Audience: Chief Technology Officers, Curriculum Specialists, Library Media Specialists, Principals, Staff Developers, Superintendents, School Board Members, Teachers, Teacher Educators, Technology Coordinators, Technology Facilitators, Technology Integration Specialists
Level: All
Webcast: Yes
   
NETS•S: 2- 6
NETS•T: I- III, V, VI
NETS•A: I- III, VI
   
NETS Summary: This presentation will explore the traditional model of literacy within the context of the new information landscape. It will include skills in accessing information, processing that information, effective communication, and the ethical implications of the compelling new skills that are demanded of this rapidly changing time.
E-mail: david.warlick@gmail.com
URL: http://landmark-project.com/contemporaryliteracy/


Purpose & Objectives

The very nature of information has changed. Most of what we read, view, listen to, and watch is now digital, networked, and overwhelming. This presentation is a next-generation version of my book, Redefining Literacy for the 21st Century (Linworth, ISBN-1-58683-130-5). It makes a case for how the new information landscape affects our notions of basic literacy skills. As information becomes increasingly networked, its accuracy and reliability cannot be assumed. It is now a basic skill to be able to expose the truth about the information, not merely be able to read it.

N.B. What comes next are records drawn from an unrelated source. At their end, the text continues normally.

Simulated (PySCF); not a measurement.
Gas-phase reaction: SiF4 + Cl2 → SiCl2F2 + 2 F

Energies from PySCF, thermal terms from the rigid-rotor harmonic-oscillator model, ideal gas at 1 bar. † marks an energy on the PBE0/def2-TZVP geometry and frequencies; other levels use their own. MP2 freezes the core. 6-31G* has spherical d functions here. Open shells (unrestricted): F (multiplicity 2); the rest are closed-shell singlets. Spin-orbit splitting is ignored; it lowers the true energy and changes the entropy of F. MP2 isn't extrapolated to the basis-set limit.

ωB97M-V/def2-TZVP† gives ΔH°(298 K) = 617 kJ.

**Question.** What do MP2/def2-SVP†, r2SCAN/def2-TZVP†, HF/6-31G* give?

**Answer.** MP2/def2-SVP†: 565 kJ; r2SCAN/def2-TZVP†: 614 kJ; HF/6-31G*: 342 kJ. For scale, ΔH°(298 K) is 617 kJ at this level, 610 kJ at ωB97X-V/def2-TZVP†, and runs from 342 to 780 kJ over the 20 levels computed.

It is more important today than ever before that all children understand the language of numbers. But when all information is made of numbers, and information increasingly becomes the raw material that we work with to accomplish our goals, it becomes just as important for children to learn to process text, images, sound, and video as it is to know how to process numbers.

Almost everyone accepts (and laments) that we are overwhelmed with information. However, our biggest problem is not managing all of that information. The bigger challenge is getting our message through that storm of information. We must learn to communicate so that our ideas successfully compete for the attention of our audiences. This means being able to write well. But it also requires that the literate must also be able to communicate effectively with images, sound, animation, and video.

The ethical implications are clear when Technorati now indexes more than 50 million bloggers (independent content publishers) and Wikipedia continues to grow not only in its content but also in the number of people who use it as a source of information. But another factor has come into play during recent months that further illustrates the urgency of fully addressing the new shape that information is taking. The news media has made headlines of our students use of social networking tools, such as MySpace and Xanga. Student use of video games has also been more widely publicized and has even come increasingly to the attention of education technologists. But the overarching realization that this presentation will help educators to acknowledge is that information means something different to our students than what it means to us.

For most teachers today, content is something to be consumed. We read books, listen to music, and watch TV and movies. We buy it, consume it, and then put it away. Our students, on the other hand, interact with their information. The climb into it, reshape it, and then experience it in new ways. The buy information and see it as a raw material. They remix it, republish it, and become information artists and artisans.

A principal question that we face, as we continue to redefine literacy, is how do we leverage our students skill and use of information to produce more powerful learning experiences?

Outline

Online handouts & intro [10 minutes]

Brief Tour of Wikipedia [5 minutes]

Technorati [5 minutes]

Contemporary Literacy [20 minutes]

Information as raw material [15 minutes]

closing [5 minutes]

Supporting Research

Beck, John, and Mitchell Wade. Got Game: How the Gamer Generation Is Reshaping Business Forever. Boston: Harvard Business School Press, 2004.

Presenter Background

David Warlick is a 30-year educator with experience in the classroom, administration, work with a state department of education, and instructional technology consultant. He is the author of three books on literacy and technology, and has presented workshops and keynote addresses throughout the U.S. Europe, Asia, and South America.

Mr. Warlick is also a prominant education blogger and podcaster, and has developed some of the most popular education-related web 2.0 tools on the Internet.

Prerequisites

None! All Educators!

Referenced Web Links

Many, which can be viewed in the evolving web site above.